The Five Best and Worst School Choice Moments of 2015
We predicted in 2014 that Nevada would be the state “most likely to succeed” in becoming a new school choice state in 2015. We were right, but Nevada’s success far exceeded our expectations. The state passed not one, but two educational choice programs. It became the 26th school choice state with its tax-credit scholarship program. Shortly thereafter, it enacted the nation’s 57th school choice program, a game-changing, nearly-universal education savings account (ESA) program.
Ninety-six percent of Nevada students are eligible for ESAs with up to $5,700 in funding. More than half of the state’s students will be eligible to receive funding through the tax-credit scholarship program, which has a maximum scholarship value at $7,775.
Keep an eye on our real-time updates on Nevada’s progress by checking back to our blog, signing up for our email updates at the bottom of this page, and/or following us on Twitter @edchoice.
The North Carolina Supreme Court upheld the constitutionality of the state’s Opportunity Scholarship program in July 2015. The educational freedom of the more than 1,900 low-income families using the school voucher program is now secure. The average voucher value is projected to be $4,018 for 2015–16 participants. Learn more about the details of the legal battle for North Carolina’s school vouchers by reading this article.
Gov. Asa Hutchinson made Arkansas the 25th state to create a school choice program when he enacted the Arkansas Succeed Scholarship Program in April 2015. This program, the 52nd in the nation, was created especially to help students with special needs access the educational options that best fit their needs. It will be available for families to use beginning in 2016. Only 13 percent of students statewide are eligible to participate in the program. To learn more about eligibility, funding, regulations, and more, check out our Arkansas Succeed Scholarship Program page here.
Gov. Phil Bryant signed Mississippi’s new ESA program into law in April 2015, bringing to life the nation’s 54th school choice program and third ESA. In the short time since its launch, 275 students have already participated in the program, which has an annual award value of $6,500. Students with an Individualized Education Plan (IEP) are eligible to participate in the program, which allows parents to direct educational dollars in a customized way. Find out more about this program here, and hear from one of the families behind the fight for educational freedom in Mississippi here.
In a nearly unanimous decision in March 2015, the Alabama Supreme Court overturned the decision of a lower court that would have terminated the state’s two school choice programs, both of which are part of the Alabama Accountability Act of 2013. Though only about 3 percent of Alabama families are eligible to participate in the refundable tax credit program and only a few thousand children participate in the tax-credit scholarship program—this court decision clears and secures a path for more expansive educational choice in the state. Roll tide!

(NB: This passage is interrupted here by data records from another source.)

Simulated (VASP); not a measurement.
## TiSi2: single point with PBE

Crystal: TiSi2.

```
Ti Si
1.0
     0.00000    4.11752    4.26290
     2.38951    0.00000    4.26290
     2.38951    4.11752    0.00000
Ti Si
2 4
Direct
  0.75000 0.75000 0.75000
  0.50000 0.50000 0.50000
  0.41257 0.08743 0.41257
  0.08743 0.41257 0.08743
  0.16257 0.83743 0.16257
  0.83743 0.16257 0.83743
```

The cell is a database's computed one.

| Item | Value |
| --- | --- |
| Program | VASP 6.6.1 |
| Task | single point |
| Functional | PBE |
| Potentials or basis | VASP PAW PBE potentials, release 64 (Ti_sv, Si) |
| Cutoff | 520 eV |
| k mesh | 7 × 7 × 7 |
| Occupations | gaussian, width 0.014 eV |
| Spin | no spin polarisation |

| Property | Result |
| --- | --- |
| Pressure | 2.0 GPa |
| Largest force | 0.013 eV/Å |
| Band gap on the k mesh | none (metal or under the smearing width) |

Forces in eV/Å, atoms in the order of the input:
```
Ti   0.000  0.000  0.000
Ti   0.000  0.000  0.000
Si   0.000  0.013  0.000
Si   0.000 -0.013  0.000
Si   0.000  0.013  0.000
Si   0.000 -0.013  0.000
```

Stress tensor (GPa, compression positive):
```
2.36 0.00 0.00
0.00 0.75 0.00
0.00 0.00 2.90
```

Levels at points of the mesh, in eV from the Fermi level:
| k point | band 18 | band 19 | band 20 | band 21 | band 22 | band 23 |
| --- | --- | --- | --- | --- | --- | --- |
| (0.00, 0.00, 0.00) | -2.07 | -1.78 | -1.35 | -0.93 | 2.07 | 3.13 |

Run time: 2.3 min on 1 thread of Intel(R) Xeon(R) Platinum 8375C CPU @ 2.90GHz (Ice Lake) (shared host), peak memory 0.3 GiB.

In spite of the thousands of pre-applications submitted for Nevada’s ESA, the American Civil Liberties Union of Nevada (ACLUNV) filed a lawsuit against the program in August. ACLUNV filed the lawsuit citing that the ESA may allow parents to use state funding for a “sectarian purpose,” which they say would violate the state’s Blaine amendment. In October, we filed an amicus brief in support of the state of Nevada.
The second case, Lopez v. Schwartz, has been brought against the program by a group called Educate Nevada Now!, a partner organization of the Education Law Center from New Jersey. This lawsuit is more complex, as it concerns Nevada’s education funding formula.
As of December 2015, parents have submitted 4,100 pre-applications for the state’s ESAs. To stay up to date on the litigation threatening so many Nevada families, check back to our blog, sign up for our email updates at the bottom of this page, and follow us on Twitter @edchoice.
The Colorado Supreme Court ruled the Douglas County Choice Scholarship Pilot Program unconstitutional in June 2015. The decision was certainly not in the best interest of Douglas County students; however, it has set in motion a landmark case. Douglas County leaders filed a writ of certiorati in November, which is the first step in taking the Douglas County school voucher case to the Supreme Court of the United States. Since then, nine amicus briefs, including ours, have been filed in support of Douglas County’s pilot voucher program. If the Supreme Court takes the case, the ruling could potentially affect Blaine amendments in 37 states. Learn more about this case on our blog here, and get real-time updates by following us on Twitter @edchoice.
3. Montana’s governor vetoed a special needs ESA.
Gov. Steve Bullock of Montana vetoed a bill that would have created an ESA program for students with special needs in May 2015. The governor cited several objections to the bill, but generally concluded that ESAs for students with special needs is “simply not good policy.” The program would have made children identified under the Individuals with Disabilities Education Act (IDEA), foster children, and children of active duty military members or military members killed in the line of duty eligible for more flexible educational options. To learn more, read our rundown of the bill.
In Montana’s favor, last spring the state enacted a universal tax-credit scholarship program, which is the good news. Montana was the 27th state to join the school choice family, enacting the nation’s 55th program. The program has universal eligibility, but some regulations limit how much people can donate to scholarship granting organizations. The bad news is, in December, the Montana Department of Revenue adopted program rules that exclude religious schools from accepting the tax-credit scholarship funds.
Virginia’s Lt. Gov. Ralph Northham voted “no” to break an 18-18 tie in the vote for a new ESA program that would benefit students with special needs in February 2015. The program could have allowed for flexible educational options for students with special needs.